The S&P 500 rose 2.4 per cent in October for a sixth consecutive month of gains, after notching its 36th all-time high this year on Tuesday. It marks the best run for the index since August 2021.
The tech-heavy Nasdaq Composite’s seven straight months of positive returns, following a 4.8 per cent gain in October, is its longest since early 2018.
US equities have rebounded from a sell-off in April sparked by Donald Trump’s tariff announcements, driven higher by a mix of strong corporate earnings and investor excitement surrounding the AI investment boom.
“There was some trepidation about AI and its impact on the stock market at the start of the week, but that’s now totally given way to pure bullishness,” said Jim Bianco, president of Bianco Research, a consultancy.
Concerns about an AI bubble in the making, and signs of weakness in the US labour market, were overshadowed by a torrent of bullish spending announcements and strong earnings from Silicon Valley tech groups.
The prospect of a one-year deal between China and the US to postpone export controls on rare earths and chips fanned investors’ optimism.
The Federal Reserve also delivered its second rate cut of the year on Wednesday. Jay Powell’s assertion that a December reduction was “far from” a foregone conclusion only briefly rattled investors’ confidence.
The rate cut followed an explosion of mergers and acquisitions across corporate America, with more than $80bn worth of deals struck on Monday alone.
“There’s a greater consensus that the impact of AI is going to be real and transformational, earnings season is turning out well, we are at the beginning of a Fed rate cutting cycle, and there’s optimism that there could be a reasonable [US trade] deal with China,” said Venu Krishna, head of US equities strategy at Barclays.
Tech giants Alphabet, Amazon, Meta and Google this week reported a combined $112bn of capital expenditure in the past quarter, as they pour money into AI infrastructure such as chips and data centres.
Amazon’s shares rose as much as 12 per cent on Friday, adding almost $300bn to its market value after the company’s cloud business reported its strongest quarterly growth in nearly three years
Meta earlier in the week sold $30bn of bonds to finance AI projects. Despite its shares falling sharply on concerns about overspending, the bond sale drew about $125bn of orders — the largest-ever demand in dollar terms for a US investment-grade corporate bond.
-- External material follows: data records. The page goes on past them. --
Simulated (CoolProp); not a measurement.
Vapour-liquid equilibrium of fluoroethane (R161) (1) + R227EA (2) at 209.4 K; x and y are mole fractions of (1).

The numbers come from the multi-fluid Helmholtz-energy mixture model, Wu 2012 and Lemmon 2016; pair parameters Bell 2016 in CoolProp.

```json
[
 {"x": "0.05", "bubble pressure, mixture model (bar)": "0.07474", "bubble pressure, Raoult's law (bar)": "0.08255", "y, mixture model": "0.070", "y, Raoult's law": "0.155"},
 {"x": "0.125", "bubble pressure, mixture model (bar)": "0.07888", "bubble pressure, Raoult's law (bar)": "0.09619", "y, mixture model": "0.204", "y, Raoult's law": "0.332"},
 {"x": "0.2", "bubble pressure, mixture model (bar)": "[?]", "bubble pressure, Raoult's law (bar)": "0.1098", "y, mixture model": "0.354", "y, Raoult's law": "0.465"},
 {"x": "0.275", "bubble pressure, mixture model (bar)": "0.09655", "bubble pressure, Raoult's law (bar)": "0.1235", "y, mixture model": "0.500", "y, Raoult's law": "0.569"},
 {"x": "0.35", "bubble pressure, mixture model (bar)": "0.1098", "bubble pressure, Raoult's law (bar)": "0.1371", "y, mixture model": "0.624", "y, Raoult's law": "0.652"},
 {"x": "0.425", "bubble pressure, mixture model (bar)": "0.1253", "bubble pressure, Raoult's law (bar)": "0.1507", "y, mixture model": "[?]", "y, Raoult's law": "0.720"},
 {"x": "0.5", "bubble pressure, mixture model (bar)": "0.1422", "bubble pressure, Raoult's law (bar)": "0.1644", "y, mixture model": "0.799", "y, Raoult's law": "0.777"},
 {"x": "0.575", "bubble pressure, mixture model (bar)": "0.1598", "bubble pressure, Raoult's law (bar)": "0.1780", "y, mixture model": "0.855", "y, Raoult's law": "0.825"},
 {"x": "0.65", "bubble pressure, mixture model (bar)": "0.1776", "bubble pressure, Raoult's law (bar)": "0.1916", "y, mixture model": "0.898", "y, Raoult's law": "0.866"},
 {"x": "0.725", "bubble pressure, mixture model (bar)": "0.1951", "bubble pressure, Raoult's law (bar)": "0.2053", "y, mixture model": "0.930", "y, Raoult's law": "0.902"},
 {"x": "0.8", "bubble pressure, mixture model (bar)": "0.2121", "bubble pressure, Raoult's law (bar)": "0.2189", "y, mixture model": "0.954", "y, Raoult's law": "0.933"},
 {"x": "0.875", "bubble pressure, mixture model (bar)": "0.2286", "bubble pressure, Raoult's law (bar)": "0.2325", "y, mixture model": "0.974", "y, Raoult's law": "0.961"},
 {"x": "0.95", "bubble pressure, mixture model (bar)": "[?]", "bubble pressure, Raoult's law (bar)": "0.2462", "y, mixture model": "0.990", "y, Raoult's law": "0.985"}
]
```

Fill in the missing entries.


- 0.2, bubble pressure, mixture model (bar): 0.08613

Nvidia on Wednesday became the first company to reach a $5tn market capitalisation a day after Apple topped $4tn for the first time.
“Yes, this is a bull market that’s run a long way . . . but at the moment the tech firms just keep on delivering,” said John Bilton, head of global multi asset strategy at JPMorgan Asset Management. “The fact everyone is telling me [tech] is a bubble makes me think it’s got further to go.”